Self-hate is okay sometimes
I think that self-love and self-compassion are generally good, but there’s a right tool for the right job, and those are not right tools when the job involves a short-term endeavor that includes sacrifice and discipline.
In other words, you should live a life of self-love, but you should not expect self-love to give you any results when you’re trying to force a change. Being a little bit angry with yourself, having a negative self-talk, these things have a bad reputation, and rightly so if you live like that. But if you spend some months like that, maybe a year, and this kind of anger shapes you into a better version of yourself, then it worked and it was fine.
Self-acceptance is good if the thing you’re accepting is good, but what if it’s not? What if you are objectively not good on any given metric? What if you’re morbidly obese? Should you practice self-love and acceptance? Maybe. Maybe you should try it and see what this mindset does when you falter and miss your diet goals. “Oh, you had a rough day, you’re ill, it’s fine if you eat these five hamburgers. After all, look at all the progress you made!” What kind of behavior will this reaction support in the future?
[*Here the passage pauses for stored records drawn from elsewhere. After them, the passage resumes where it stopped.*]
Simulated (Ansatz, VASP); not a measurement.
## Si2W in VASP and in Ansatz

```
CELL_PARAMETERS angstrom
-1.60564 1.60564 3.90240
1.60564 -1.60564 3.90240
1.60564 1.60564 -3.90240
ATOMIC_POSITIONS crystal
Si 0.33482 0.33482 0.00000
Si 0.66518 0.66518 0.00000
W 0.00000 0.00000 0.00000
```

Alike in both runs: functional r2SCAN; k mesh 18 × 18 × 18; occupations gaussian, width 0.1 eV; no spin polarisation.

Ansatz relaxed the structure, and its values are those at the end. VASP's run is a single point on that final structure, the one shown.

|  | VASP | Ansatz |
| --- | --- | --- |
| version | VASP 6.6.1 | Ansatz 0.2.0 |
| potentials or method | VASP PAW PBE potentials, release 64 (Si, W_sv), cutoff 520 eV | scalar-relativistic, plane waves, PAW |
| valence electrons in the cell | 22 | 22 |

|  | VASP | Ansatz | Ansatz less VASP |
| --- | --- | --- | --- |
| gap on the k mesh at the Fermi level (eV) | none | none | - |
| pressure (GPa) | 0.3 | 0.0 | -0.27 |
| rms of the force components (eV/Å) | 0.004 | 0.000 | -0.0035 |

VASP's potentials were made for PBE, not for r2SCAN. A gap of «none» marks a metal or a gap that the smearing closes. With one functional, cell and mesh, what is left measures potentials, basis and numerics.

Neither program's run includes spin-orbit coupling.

Self-hate or self-criticism or self-anger have a bad reputation purely on the basis that they are negative, which somehow by default means that they are not good in any way, shape or form. Since when does “negative” mean “bad”? I can give you a ton of examples of bad things that are “positive” in their mindset/vibe. By extension, just because something or someone is negative, does not automatically presuppose that it’s the wrong mindset to be in.
Right tool for the right job. Sometimes you owe it to yourself and to others to display appropriate amounts of hostility towards some aspect of you. Ultimately it does come from self-love, I guess, because the opposite of love is not hate but indifference. If you hate some aspect of yourself, that means that you care, and anger is, if anything, a high-powered tool that can be turned against anything. Self-acceptance is soft and gentle, and self-anger is hard and fuming. Guess which of the two tools is better to apply in short bursts to shape something?